In our daily lives, technology has become the new norm. We don’t think twice about using email, text, or even social media posts to communicate with loved ones or even the world. Blogs are the new media outlet where we find our hobbies, news, or also lifestyle information. However, have you ever thought about the impact of this type of communication?
Many courts allow digital records into evidence; emails, texts, and social media have been used as proof of bad behavior and, in some cases, have significantly changed the outcome of a divorce matter.
Did you know that content on your phone, email, social media and any public forum is fair to “ding” you on your behavior? Patterns of abuse, a person’s character, or even wrongful acts can be found through the years in these electronic databases or also shared computer content.
Even though I probably can write several posts about how privacy rights can be violated, or how evidence can be found, it is about something else entirely. It is about how to use them positively and thoughtfully. Technology can be our foe, but it can be our friend and divorce proceedings, especially when there are children involved. Why? Because in regards to your children, there is no excuse for not communicating with your ex-spouse (or partner).
Whether you stand with your ex-spouse, communication is vital to raise well adjusted, confident, and happy children.
So, let’s look at our bags of tricks:
1) Email. Even baby-boomers have managed to incorporate this type of communication in their daily lives. It’s easy; it’s fast, it’s everywhere! You can get a message out in no time; you don’t have to wait for the mailman to do his/her job. It’s certainly is more convenient than a phone call, especially if you are in a meeting that you can’t leave. You have to get a message out (we carry our smartphones almost everywhere these days!).
An email has a time-stamp; it is ideal for creating a record of your actions (you better behave when emailing!!), it is the perfect vehicle to squash any “missed communications” complaints. You can print them out, put them in a folder or notebook, and create an exact timeline of how things are progressing.
2) Text Messages. It’s even faster than email; it’s quick. It’s easy and ideal for last-minute messages (sudden change of plans, emergencies, or exchange of information).
However, unlike email, text messages are not forever; it is harder to create a record (you can make screenshots). Text messages won’t work if phone numbers are not up to date, phone batteries are dead, or networks go down. When you use text message, make sure you hit send, track if they arrive correctly, and are read! Do NOT use text messages for anything longer than a short message. Long text messages should never occur, they are a hassle to type, and worse to read. Also, when dictating, proofread! You do not want the message to be gibberish, or worse, something opposite from what you wanted to say!!
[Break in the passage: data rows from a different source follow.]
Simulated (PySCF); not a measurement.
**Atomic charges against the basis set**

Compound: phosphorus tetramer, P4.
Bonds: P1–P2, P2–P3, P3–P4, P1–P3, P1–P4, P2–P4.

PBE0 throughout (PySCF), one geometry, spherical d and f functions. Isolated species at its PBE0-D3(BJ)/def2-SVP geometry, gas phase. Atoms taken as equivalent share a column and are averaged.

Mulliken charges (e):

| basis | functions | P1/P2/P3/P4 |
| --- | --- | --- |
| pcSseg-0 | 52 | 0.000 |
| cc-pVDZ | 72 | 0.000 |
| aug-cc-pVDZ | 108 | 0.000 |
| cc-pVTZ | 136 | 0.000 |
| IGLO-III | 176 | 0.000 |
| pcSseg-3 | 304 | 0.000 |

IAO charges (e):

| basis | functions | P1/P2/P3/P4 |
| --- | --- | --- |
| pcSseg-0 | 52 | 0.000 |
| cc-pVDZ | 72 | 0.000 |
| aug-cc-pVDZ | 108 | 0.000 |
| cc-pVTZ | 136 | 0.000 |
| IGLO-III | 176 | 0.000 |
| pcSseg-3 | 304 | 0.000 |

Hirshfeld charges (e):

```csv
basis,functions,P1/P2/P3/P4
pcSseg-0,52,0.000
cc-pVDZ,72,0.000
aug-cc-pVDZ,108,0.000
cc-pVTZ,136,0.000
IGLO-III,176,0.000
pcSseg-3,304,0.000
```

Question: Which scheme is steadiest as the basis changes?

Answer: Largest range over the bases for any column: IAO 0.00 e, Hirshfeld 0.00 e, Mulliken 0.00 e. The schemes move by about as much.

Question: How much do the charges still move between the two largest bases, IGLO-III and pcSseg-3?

3) Phone calls. Yes, picking up the phone and dialing a number is still an option! If you use a phone, make sure you use proper communication etiquette, watch your tone, keep on topic, and don’t fight! While phone calls are the best way to get long, detailed messages across, our communication style will be driving the meaning of what we say. Our tone of voice, speed of talking, and emotions will tell the other person more than text on a screen. While this might be a good thing in some cases, for those who have a more argumentative style of communication, a phone call might be better left aside. Phone calls also require that the other person be available at that time to discuss the matter at hand. If you prefer phone calls, make sure you and your ex set a specific time and date to speak, or even how long the call should be. Don’t assume just because you are available to talk; the other person is as well. Phone calls are ideal for communicating about school assignments, extracurricular activities, or issues your child might be facing.
No matter which form of communication you choose, stay courteous! Pay attention to your communication style!
You can find more information and Tips for Effective and Healthy Communication for Divorcing Parents by following the link below https://gpschoemakers.com/tips-for-effective-and-healthy-communication-for-divorcing-parents/
There is no excuse for bad behavior; you can not be nasty or belligerent towards your ex, no matter how they behave towards you! You are setting the tone of how your children will communicate when they are older; your actions now decide how the future is shaped!
Also, always proofread your message, do not send anything out in anger (you can type it, and revise it once you feel calmer, but never send it out).
Writing a message to your ex isn’t putting your fingers on a keyboard or screen and clicking “send.”
Please know that communication is vital, and these three are the most cost-effective way of communication. Courts can order you to use software to monitor everything you write, send, receive or read; if they believe you need supervision (or an attorney acting as a nanny), be on your best behavior!
As always, put your children first! What we do now will shape our children’s reality and the way they love, communicate, and parent down the line.
If you have any questions about collaborative divorce or another family law issue, GP Schoemakers, PLLC is more than happy to assist; you can reach us at 832.408.0505 or find us on at www.gpslawyer.com – We hope this article has helped you and your family shape a better tomorrow.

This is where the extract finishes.